Working with large JSON file

mateenraj · October 7, 2022, 8:58am

Hi,

I have few json files and after using JSON Path (Collection query) and ungrouping the data, I realized that the data is spread across hundreds of columns with similar names i.e. CodeSystem (#1), CodeSystem (#N). I am filtering those columns using Rule-based Row splitter but I need to provide TRUE condition /statement for all those hundred columns. I am wondering if there is a way that I can use (Regex ?) to tell KNIME to extract data from all those columns which follow a certain naming patterns and have a TRUE condition ? Is there an efficient way ?

Thanks,

Andrew_Steel · October 7, 2022, 9:27am

Hi @mateenraj,

the list of your column names points to an array structure. Isn’t the data in JSON file structured in an array? An array could be transformed in columns and rows. Could you provide a sample JSON file?

Best Regrads
Andrew

mateenraj · October 7, 2022, 2:16pm

Test_Col.json (49.4 KB)

Andrew_Steel · October 7, 2022, 3:24pm

Hi @mateenraj,

I have downloaded the file. Please delete it, as it probably contains personal information.

Best Regards
Andrew

Andrew_Steel · October 7, 2022, 8:18pm

Hi @mateenraj,

this is a very unfortunate JSON structure that was produced. Where arrays could be used, for example in the text data, they have not been used. Elsewhere, arrary structures and nonarray structures are mixed, as with the code and translation structures, so the individual data does not extract through the use of JSON Path nodes.
An alternative is to convert the JSON file to an XML file, as this eliminates some of the above problems.

A possible solution can be found here:

I’ve deleted the personal information in the JSON File.

Best Regards
Andrew

ArjenEX · October 7, 2022, 9:32pm

In case @mateenraj just wants to filter on individual codesystemName types like he indicates and does not require the parent codesystemName, it’s possible in this case with JSONPath. But I had the exact same thoughts regarding the file being quite weird and it took some time to figure it out. I approached it with full wildcard in the JSON Path and have them outputted as Lis direct.

With query $..['@code'] the node essentially extracts all data with has @code as name. Similar approach with the other two ($..['@codeSystem'] and $..['@codeSystemName'])

If you then ungroup them all the values are there.

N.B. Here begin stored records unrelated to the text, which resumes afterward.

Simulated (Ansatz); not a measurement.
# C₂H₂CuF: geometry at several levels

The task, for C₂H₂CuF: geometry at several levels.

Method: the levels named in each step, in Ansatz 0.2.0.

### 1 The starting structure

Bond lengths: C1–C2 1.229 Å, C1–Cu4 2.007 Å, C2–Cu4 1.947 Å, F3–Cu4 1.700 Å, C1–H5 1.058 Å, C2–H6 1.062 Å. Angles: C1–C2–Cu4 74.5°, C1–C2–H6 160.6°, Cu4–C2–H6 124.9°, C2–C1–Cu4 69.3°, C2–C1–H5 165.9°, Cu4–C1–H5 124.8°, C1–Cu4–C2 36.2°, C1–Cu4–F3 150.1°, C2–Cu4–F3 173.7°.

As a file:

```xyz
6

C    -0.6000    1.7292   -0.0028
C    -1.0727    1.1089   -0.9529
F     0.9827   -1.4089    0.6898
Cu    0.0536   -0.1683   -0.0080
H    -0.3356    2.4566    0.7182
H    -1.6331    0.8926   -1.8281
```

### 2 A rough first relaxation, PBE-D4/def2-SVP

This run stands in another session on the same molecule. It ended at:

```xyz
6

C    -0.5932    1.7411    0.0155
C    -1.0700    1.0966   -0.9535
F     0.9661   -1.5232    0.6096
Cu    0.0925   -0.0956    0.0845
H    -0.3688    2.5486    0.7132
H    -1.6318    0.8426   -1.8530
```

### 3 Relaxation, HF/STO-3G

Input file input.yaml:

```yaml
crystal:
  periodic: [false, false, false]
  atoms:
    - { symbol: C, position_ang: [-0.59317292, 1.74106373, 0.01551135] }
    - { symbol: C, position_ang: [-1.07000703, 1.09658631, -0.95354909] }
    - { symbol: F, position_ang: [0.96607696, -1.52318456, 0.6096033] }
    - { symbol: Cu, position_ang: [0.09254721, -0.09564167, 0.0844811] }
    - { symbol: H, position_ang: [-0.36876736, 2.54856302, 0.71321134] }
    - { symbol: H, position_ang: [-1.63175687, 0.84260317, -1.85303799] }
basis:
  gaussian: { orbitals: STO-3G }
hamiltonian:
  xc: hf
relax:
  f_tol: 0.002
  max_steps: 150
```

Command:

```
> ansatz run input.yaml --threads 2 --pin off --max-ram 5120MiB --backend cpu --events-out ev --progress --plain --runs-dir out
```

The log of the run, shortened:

Added an empty row filter to take out the nulls results in a full list. Directly followed by the Rule-Based Row Splitter that @mateenraj intended to use.

See WF:
Working with large JSON file.knwf (14.7 KB) (Have reset it to keep personal information out)

mateenraj · October 7, 2022, 9:51pm

Hi @Andrew_Steel,

Many thanks, had a quick look and it looks good. The output was actually XML but I transformed it into JSON as I found it easy to work with JSON.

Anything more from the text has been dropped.